Senate Questions Facebook About "Trending Topics"

A group of Republican Senators have recently fired a series of questions to Facebook CEO Mark Zuckerberg in response to allegations that the social networking giant wilfully suppresses specific news stories from appearing in its 'Trending Topics section'. The news stories in question are based on topics of interest to politically conservative users and the letter to Facebook follows a story on Gizmodo yesterday which covered allegations of former Facebook employees that Facebook actively suppresses conservative news stories and replaces them with other news stories even if objective metrics do not indicate that such stories are trending. Facebook has already responded to the story on Gizmodo and maintains that its trending topics section reflects topics based on factors like engagement, timeliness, Pages liked and locations and its internal guidelines do not permit suppression of political perspectives.

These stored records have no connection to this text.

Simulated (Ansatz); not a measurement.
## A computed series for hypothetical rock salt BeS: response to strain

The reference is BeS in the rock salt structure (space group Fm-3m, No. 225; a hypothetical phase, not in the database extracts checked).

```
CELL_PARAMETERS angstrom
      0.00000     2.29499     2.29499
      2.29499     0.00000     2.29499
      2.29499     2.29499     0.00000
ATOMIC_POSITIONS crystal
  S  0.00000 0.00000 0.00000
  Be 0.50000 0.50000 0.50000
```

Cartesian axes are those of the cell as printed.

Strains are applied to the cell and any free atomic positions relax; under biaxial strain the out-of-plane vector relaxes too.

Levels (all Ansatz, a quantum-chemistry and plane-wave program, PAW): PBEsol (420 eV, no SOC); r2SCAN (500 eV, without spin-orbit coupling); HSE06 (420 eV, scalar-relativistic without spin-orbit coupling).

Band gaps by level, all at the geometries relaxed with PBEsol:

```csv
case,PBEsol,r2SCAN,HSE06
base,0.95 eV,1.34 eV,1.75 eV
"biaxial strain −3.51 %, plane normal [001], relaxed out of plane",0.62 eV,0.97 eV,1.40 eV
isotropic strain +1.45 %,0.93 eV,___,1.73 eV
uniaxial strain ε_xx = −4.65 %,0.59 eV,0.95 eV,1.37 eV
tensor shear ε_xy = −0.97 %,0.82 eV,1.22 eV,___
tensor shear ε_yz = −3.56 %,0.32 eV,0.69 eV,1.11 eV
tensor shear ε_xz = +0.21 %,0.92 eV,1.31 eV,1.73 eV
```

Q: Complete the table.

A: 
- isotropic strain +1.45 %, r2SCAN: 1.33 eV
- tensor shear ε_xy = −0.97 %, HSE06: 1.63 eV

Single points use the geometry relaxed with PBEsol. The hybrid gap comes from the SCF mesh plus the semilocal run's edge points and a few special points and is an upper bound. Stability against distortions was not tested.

The letter signed off by a group of Republican Senators contains a list of questions which they demand Facebook must answer to maintain values of the open internet. “Any attempt by a neutral and inclusive social media platform to censor or manipulate political discussion is an abuse of trust and inconsistent with the values of an open Internet,” said Senator John Thune, chairman of the Senate Committee on Commerce, Science, and Transportation. The list of questions in the letter includes one on how Facebook determines which topics to include in its trending section, who approves such topics, whether content has indeed been manipulated, if Facebook is taking any steps to investigate such allegations and the number of conservative news stories which were removed from the trending topics section since January 2014. The letter also mentions Facebook's earlier comments through which the company has stressed that it has guidelines in place to regulate trending topics. Referring to these guidelines, the Senators have also asked when such guidelines were introduced, if they were amended after January 2014 and if Facebook provides training to employees on such guidelines.

The fact that the letter was sent to Facebook did not go down well with Democrats in the Senate. Senator Harry Reid has argued that the Senate had more pressing issues to discuss and the issue with trending topics on Facebook isn't a matter of urgent national interest. However, Facebook has decided to respond to the Senators' letter in detail and will provide the committee with added information on the functioning of its trending topics section. In a statement given to The Verge today, a Facebook spokesman also said that the company has 'seen allegations that people did not honor the intent' of guidelines on trending topics and is 'continuing to investigate whether any violations took place.' This isn't the first time that Facebook is at loggerheads with representatives at the Senate. A couple of years ago, CEO Mark Zuckerberg lashed out at the government for undermining individual privacy and bypassing Facebook's data encryption practices, which he said would result in loss of transparency as well as security for millions of users.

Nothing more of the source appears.